Learning disability charity Thera Trust has launched a 5-year £2 million bond issue, the money from which will be used in part to acquire and/or adapt freehold properties for people with a learning disability and complex needs.
Thera currently provides services to 1,800 people with learning disabilities in England and Scotland. Many people supported by Thera live independently in the community in long-term rented accommodation owned by organisation or by housing associations. This type of stable, and in many cases bespoke, accommodation plays a vital role in enabling an individual to lead an independent life in their local community.
The charity began providing homes for people with a learning disability and complex needs in 2010 and today owns properties for more than 60 people through its charitable property company, Forward Housing. Increased provision of adapted housing is a key part of Thera’s future strategy.

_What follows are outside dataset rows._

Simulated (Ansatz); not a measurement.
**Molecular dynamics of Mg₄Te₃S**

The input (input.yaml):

The five year bond will pay investors 5.5% gross per year, payable annually in arrears. The minimum investment is set at £1,000; a lower minimum investment of £100 applies for Thera employees, beneficiaries and family of beneficiaries. Payment of interest and capital is not guaranteed and is dependent on the continued success of the charity.
Dan Hird, head of corporate finance at Triodos Bank, which is working in partnership with Thera on the bond issue, said: “People with a learning disability who have very complex support needs often find it impossible to find a suitable adapted property to live in. This bond issue allows investors to support the charity to help more people with a learning disability while also earning a financial return.”
James Dickens, principal at Grierson Dickens Chartered Financial Planners, added: “Social investments are a highly effective way of fulfilling many of our clients’ aims. The positive impact which these sorts of investments have on society is what really matters. Investors are highly motivated by using their money to make a positive change, as well as obtain an investment return. This is about real fulfilment, rather than just investing in areas where the sole aim is to make money.”
The effect that the right housing can have on a person with a learning disability is well known. For example, Steven, who is supported by Thera, moved into his own house recently.
“I visited the house a few times before I moved in and Thera’s staff talked with me and my parents about everything that was going on,” he said. “Before I decided to move in, I had to think about living on my own because I had not done this before. I really like the house and it is close to my family home. I share my house with Tim and David. I have a nice room that looks out on to my garden.”